I believe that with larger formats, for a given FOV, you are always closer to 1-1 repro size, which gives a different look ...
That is only of much significance in the close-up range, where that the magnification is more than about 1:20 (this is the typical guideline in optics literature for when the simple optical guidelines for comparing DOF and such between formats break-down.) It is not going to be a relevant difference between MF and smaller formats at ranges more than a few feet.

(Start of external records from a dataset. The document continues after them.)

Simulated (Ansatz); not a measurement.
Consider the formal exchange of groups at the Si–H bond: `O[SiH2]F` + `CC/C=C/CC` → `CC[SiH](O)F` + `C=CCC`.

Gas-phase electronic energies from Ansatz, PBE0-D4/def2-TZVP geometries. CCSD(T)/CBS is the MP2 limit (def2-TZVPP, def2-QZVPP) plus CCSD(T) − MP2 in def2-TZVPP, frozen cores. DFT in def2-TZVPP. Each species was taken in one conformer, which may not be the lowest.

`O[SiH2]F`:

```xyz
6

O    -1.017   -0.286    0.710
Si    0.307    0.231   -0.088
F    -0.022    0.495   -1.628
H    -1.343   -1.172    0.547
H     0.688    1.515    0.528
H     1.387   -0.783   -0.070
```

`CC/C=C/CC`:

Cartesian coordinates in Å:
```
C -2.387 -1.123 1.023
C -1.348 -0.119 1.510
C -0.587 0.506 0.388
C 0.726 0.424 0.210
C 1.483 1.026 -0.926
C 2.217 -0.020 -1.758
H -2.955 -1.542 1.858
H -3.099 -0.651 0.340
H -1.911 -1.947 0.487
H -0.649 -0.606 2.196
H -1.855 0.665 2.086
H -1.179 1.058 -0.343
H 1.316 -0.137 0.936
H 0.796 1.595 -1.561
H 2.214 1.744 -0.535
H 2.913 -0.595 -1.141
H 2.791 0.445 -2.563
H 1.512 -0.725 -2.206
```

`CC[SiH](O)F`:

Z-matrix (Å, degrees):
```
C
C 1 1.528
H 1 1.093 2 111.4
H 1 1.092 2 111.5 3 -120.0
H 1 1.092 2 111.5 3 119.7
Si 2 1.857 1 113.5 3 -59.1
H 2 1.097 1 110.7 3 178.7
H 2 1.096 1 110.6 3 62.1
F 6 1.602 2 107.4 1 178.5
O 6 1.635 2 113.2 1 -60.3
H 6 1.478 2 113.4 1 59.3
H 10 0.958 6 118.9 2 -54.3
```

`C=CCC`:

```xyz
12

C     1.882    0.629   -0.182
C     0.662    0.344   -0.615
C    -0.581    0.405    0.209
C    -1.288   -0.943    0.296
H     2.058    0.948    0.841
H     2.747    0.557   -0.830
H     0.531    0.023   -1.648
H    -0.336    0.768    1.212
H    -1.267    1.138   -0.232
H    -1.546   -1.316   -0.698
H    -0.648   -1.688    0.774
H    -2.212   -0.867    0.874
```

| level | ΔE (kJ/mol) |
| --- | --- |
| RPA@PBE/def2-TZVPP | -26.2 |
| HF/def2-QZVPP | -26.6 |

[EDIT: jsch explains some of this too; I add that when the larger format is DMF instead of 10"x8", the threshold distance for being "pretty identical" is reduced in proportion, to about 2 meters. But do not take the "1/3 of DOF in front, 2/3 behind" literally: the specific numbers are meaningless as they depend on many factors, and the statement is just an indication that "more is acceptably in focus behind the plane of exact focus than in front".]
Also, another effect of format differences is that it makes spherical aberrations (and aberrations in general) at equal f-stop worse in larger formats, because light passing though near the outer edges of the aperture is reaching the lens further from the center, and so the angular variation between the paths of different rays from the same part of the subject is greater. That is, the incoming cone of light gathered from each point of the subject has a wider angle. (The strength of various aberrations vary in proportion to various powers of this angle.) In fact, in partial contrast to what jsch says, a simple linear scaling down of a lens design to get one for a smaller format covering the same FOV and with equal minimum f-stop gives less aberrations at equal f-stop due to these reduced angular variations.
On the other hand, when one uses a proportionately lower f-stop in the smaller format, for example to get equal DOF or equal shutter speed at the lower ISO speed usable in the smaller format, then the range of incoming angles is equal, so that disadvantage of the larger formats goes away, and the lower minimum f-stop designs probably require more careful correction.
And yet again: with equal FOV in different formats, and far enough from the subject that the magnification is less than about 1/20 (i.e., subject distance about 20 times focal length or more) the transition from sharp to unsharp is determined almost entirely by the effective aperture diameter (entrance pupil diameter), which is the ratio of focal length to f-stop. Format size has almost no inherent relevance to this except in "close-ups". Please search out and consult any of numerous sources on lens optics, such has online lecture notes from various reputable universities, if you need a detailed explanation of that.